JDN, I exited because I'm super cautious. I agree with all of your points EXCEPT long term rates -- I think they will rise, not necessarily because of inflation, but because of increasing concerns about an "overheated" economy. Also, the dollar's not doing so hot lately, which hurts bonds by lessening their attractiveness to foreign investors.
I could be back in the stock market as soon as tomorrow -- two of my moderate models said to jump back in today. I do think this "correction" will hit its bottom soon because of cash being handed to so many workers in Christmas bonuses, year-end bonuses, profit-sharing plans, company 401k distributions, etc. And most of that will be pumped into the stock market by early February.

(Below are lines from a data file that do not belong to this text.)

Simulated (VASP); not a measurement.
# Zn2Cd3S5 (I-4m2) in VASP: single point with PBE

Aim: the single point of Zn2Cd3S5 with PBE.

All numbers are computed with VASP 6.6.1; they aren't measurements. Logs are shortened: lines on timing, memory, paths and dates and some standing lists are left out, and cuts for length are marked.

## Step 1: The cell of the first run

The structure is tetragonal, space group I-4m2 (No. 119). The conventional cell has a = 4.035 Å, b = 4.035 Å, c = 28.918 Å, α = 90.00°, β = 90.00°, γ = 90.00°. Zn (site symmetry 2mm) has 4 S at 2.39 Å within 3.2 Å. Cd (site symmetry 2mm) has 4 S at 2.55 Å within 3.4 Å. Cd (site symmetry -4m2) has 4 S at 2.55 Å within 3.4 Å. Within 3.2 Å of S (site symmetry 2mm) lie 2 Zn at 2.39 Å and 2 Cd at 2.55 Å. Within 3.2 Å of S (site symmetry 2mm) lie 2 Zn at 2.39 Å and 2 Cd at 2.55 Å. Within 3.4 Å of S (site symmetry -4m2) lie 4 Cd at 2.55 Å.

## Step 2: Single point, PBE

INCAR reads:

A second reason why I ducked out yesterday is concern about the divergence between the NASDAQ and the broad market. The NYSE still hasn't topped last summer's peak, and it's been basically flat as the NASDAQ soared. To me, big divergences imply upcoming volatility and a potential "snap-back" effect as the professionals unwind from one type of stock and rotate into another type. I had a wonderful 2-month run with FDEGX, and now I'm content to wait for a more reliable buy opportunity.
My appreciation of the buy-and-hold strategy hasn't waned, I assure you. And I do still think SUNW is a great company! (If you only knew how hard MSFT made it to put two almost identical applications that use similar components on a single server! Can't you just put the programs in different directories? Guess again!).